CBRE has released a report that outlines the impact of the recent 7.1 magnitude earthquake that stunned Mexico City (and surrounding states of Mexico, Morelos and Puebla) on the commercial real estate market. The areas of commentary include:
- The affected area is home to 33 million residents, 27% of Mexico’s population, and generates more than 30% of its national GDP.
- At least 44 properties collapsed, with an additional 78 facing some damage or risk of collapsing. Thirty-five commercial properties are included in this total with Class B and C assets being the most affected.
- As many as 1,800 properties, mostly residential, are believed to be damaged.
- The majority of collapsed office buildings were in the Class B and C category.
- Less than 10% of Mexico City’s Class B & C office stock, suffered significant damage.
- Displaced tenants are looking for temporary, turnkey space, likely absorbing some of the 920,190 sq. m (9.8 million sq. ft.) of vacancy in the Class A leasing market.
- Buildings with conditioned or furnished space are receiving increasing demand from displaced Class B & C building occupiers.

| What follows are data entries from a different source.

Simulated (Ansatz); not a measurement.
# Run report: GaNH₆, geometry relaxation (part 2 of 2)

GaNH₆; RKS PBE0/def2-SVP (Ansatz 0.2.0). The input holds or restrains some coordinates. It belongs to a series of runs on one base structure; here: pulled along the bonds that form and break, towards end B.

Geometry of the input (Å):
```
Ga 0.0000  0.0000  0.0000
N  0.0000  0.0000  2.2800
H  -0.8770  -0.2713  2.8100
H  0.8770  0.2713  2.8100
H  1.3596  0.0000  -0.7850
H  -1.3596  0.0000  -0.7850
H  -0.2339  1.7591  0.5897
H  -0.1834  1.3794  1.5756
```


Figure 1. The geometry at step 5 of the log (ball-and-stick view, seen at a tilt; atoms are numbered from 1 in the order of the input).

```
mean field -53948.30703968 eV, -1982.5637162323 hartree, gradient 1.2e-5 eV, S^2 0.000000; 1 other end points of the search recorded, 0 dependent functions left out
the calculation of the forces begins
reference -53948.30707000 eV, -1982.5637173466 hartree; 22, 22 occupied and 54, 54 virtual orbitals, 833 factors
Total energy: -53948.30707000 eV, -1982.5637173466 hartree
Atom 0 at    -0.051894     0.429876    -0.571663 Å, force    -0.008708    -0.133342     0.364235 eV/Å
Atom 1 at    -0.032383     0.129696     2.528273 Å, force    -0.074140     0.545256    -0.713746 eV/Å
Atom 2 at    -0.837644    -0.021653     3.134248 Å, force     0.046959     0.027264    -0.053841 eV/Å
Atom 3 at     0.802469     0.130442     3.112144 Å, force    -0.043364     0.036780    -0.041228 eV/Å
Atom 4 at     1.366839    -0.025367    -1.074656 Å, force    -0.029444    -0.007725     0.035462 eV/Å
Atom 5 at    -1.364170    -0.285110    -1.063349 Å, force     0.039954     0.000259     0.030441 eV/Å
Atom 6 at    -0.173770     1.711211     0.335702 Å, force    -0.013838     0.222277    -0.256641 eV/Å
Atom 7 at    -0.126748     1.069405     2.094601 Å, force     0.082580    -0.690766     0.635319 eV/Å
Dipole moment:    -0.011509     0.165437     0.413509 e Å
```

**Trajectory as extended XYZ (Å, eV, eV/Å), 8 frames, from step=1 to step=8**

- Significant industrial damage has not been widely reported. To date, CBRE has identified only a handful of industrial properties with substantial damage.
- As part of the recovery, a spike in demand for warehouse space is expected from building supply companies, disaster relief providers and consumer-goods distributors, which will further compress vacancy in the Mexico City metropolitan area.
- Neighborhood and community shopping centers in Taxqueña and Coapa, located in the southern section of Mexico City, reported the most impact.
- Street-level retail space in mixed-use buildings and residential buildings were also affected, especially in the Roma-Condesa submarket where as many as five buildings collapsed.
- Consumer goods and building supply retailers will see increased sales volume, which will supplement current growth in Mexico City retail activity, especially for home-improvement goods and grocery centers.
- Approximately 5% of the 52,000 hotel rooms in Mexico City reported some degree of damage and occupancy dropped significantly the week following the earthquake.
- Long-term, there will likely be no adverse impact to Mexico’s largest hotel base, which is primarily driven by business travelers.
CBRE EXPERT: Spencer Levy, Head of Research, Americas | Senior Economic Advisor:
“While Mexico continues improving construction standards and codes, there are numerous properties that because of age, sediment, location or other challenges are structurally vulnerable to earthquakes. As many as 1,800 properties, mostly residential, are believed to be damaged.
“Despite the devastating power of the earthquake, which displaced businesses and thousands of residents in one of the world’s most densely populated regions, damage to commercial real estate was relatively minor. Only a small amount of the overall stock of office space was impacted, with most of this damage limited to Class B and C properties. As a result, we expect to see a ‘flight to quality’ as demand increases for modern buildings that are considered structurally sound.
“Mexico City is also the main logistics hub for the rest of the country, so infrastructure upgrades will be made to get supply chains quickly rebooted.”